‘Buraanbur isn’t just dancing — it’s about audacity’

A photograph of a Buraanbur Sahlan session led by founder Nastexa Maxamud, seated, smiling and playing a hand held drum, while in the foreground a woman dances in a colourful dirac with a garbasaar wrapped around her head, while she holds the ends up with both hands
A Buraanbur Sahlan session led by founder Nastexa Maxamud (seated). Photography for Hyphen by Amaal Said

For centuries, Somali women have combined movement, rhythm and poetry to tell their stories. Now, they’re keeping the tradition alive in the UK


Aisha Rimi Hyphen

In the middle of the first heatwave of 2026, I’ve travelled across London to meet a group of Somali women at a sweltering sixth-floor dance studio in Moorgate. Latecomers rush through the doors, change into colourful diracs — flowing traditional dresses  — and wrap bright garbasaars (scarves) around their heads, then take their place in a circle. 

Two large fans whirr at either end of the room, offering little relief from the heat. Within minutes, the women are jumping, clapping and twirling across the floor in time with the beat of a drum. Some are friends, some are sisters, some have only just met. 

The workshop is one of a growing number across the UK dedicated to preserving and passing on the tradition of buraanbur to women in the Somali diaspora. The centuries-old cultural practice combines poetry, song and dance and is usually performed by women at weddings, celebrations and community gatherings. 

The gathering is run by Buraanbur Sahlan, an initiative that teaches women the foundations of buraanbur, both online and in person. At the front of the room, drum in hand, stands 31-year-old Nastexa Maxamud, the organisation’s founder. 

Traditionally, women gather in a circle while one performer leads with poetry or song, and others respond, with participants taking turns to step into the centre.  “I want you to command the circle,” Maxamud says, as one woman comes forward. “Make it entertaining.” 

Over the next two hours, every one of us takes our turn. Scarves fly through the air. Feet stomp against the floorboards. Diracs flow. Hands punctuate every movement. The drum beats louder. Maxamud’s voice rises above the rhythm, chanting poetry in Somali. Cheers of encouragement ring around the room. Someone ululates from the sidelines. 

Buraanbur is not a dance style with strict choreography. Instead, each performer brings her own style to the circle, responding to the rhythm of the drum, the cadence of the poetry and the energy of the other women. 

For Maxamud, the workshops are about much more than cultural preservation. “Buraanbur wasn’t just for me to teach people how to dance,” she says. “It was for me to bring back the audacity that Somali women had and that our generation doesn’t have.”

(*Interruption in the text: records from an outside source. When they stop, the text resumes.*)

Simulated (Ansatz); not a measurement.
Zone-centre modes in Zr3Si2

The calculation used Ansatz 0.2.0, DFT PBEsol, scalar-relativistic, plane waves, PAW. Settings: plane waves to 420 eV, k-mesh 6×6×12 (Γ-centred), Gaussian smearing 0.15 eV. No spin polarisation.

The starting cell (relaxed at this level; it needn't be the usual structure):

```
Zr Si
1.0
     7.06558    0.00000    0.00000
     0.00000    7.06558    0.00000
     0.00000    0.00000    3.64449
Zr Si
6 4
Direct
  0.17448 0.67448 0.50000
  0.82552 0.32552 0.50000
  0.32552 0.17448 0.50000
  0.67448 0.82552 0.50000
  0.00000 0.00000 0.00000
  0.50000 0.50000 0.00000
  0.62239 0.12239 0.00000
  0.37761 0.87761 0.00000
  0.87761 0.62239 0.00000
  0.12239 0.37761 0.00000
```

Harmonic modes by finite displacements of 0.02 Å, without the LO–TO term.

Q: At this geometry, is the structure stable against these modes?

A photograph of Nastexa Maxamud during a Buraanbur Sahlan session, smiling and holding a bright yellow garbasaar over her head
Maxamud holding a garbasaar. Photography for Hyphen by Amaal Said

While Somali men have long been recognised for gabay — a sophisticated form of oral poetry — buraanbur has received less attention. Still, it has a deep history of giving women a space to capture and comment upon community life, from marriage and family to social and political issues. 

While growing up in Bristol, Maxamud watched women from the local Somali community gather in the living room of her family home to sing, dance and recite poetry together. Years later, in 2024, she launched her first buraanbur workshop in London. More than 40 women showed up. Now, she runs classes twice a month — one beginners and one advanced session — that attract women from across the UK and abroad. Some have travelled from Sweden and Denmark to attend. 

“Some haven’t danced before and they really want to get into it,” says Maxamud. “Others want to learn buraanbur because they feel disconnected from the culture. Some want to get into fitness and others just want to come and make friends.”

For Muna Hussein, 30, from south-east London, Maxamud’s workshops allowed her to learn a tradition she had observed for years but never felt confident enough to take part in. Her earliest memories of buraanbur come from Friday gatherings at her mother’s house. After prayers and food, women would gather in a circle, using empty milk bottles as makeshift drums. 

“I always felt left out because I didn’t know how to do it,” Hussein says. “I was really shy and felt so uncomfortable to enter the goob [circle], so I would just watch and clap along.” 

When she discovered Maxamud’s workshops on TikTok last year, she decided to sign up and join her first session. 

“It was packed,” she says. “I thought I was going to be the worst person there, but what really gave me confidence was the way Nas taught us. She kept saying, ‘The stage is yours.’ With buraanbur, you have to be yourself and have your own rhythm. You make the steps your own.”

It wasn’t until she visited Somalia as an adult that Hussein began to worry about how much cultural knowledge younger generations in the diaspora were losing.

A photograph of two women taking part in a Buraanbur Sahlan session while wearing diracs — flowing traditional Somali dresses — and garbasaars over their heads
Two women performing buraanbur while wearing diracs — flowing traditional Somali dresses — and garbasaars. Photography for Hyphen by Amaal Said

“When I compare Somalia to life here, I realised that we’re falling out of the culture,” she says. “If things aren’t kept alive, we will lose them.”

That concern sits at the heart of a growing number of buraanbur initiatives across Britain. In Manchester, for the past two years, Somali women have been gathering weekly through the Hiddo Collective to practice. The group now attracts women and girls aged between six and 70, with up to 80 attending each week. 

One regular, Warda Abdulahi, 30, says many participants arrive looking for exactly what she was seeking when she first moved to Manchester last year: a sense of belonging. 

“I moved here for work and I was trying to find my community here,” she says. “The aunties who organise the sessions just took me in and told me to come along.

“Coming to these sessions feels like you’re going from your home to another home… It’s a safe space, a sisterhood.” 

For Abdulahi, poetry is at the heart of buraanbur. “It’s the glue that holds everything together,” she says. “It allows us to spread positivity and female empowerment, and that’s the part I really enjoy.”

For both organisers and participants, buraanbur has become part of a wider effort to maintain connections to the Somali language, history and identity.

“We’re trying to preserve, uphold and practise it so later on we’ll be able to pass it down to our daughters,” Abdulahi says. 

Maxamud hopes she can help with that goal. This month, she launched an app that teaches buraanbur through instructional videos. The app breaks buraanbur down into four stages, each paired with warm-up exercises and fitness training workouts designed around the movements. 

“I want to show that art can be brought into everyday life,” she says.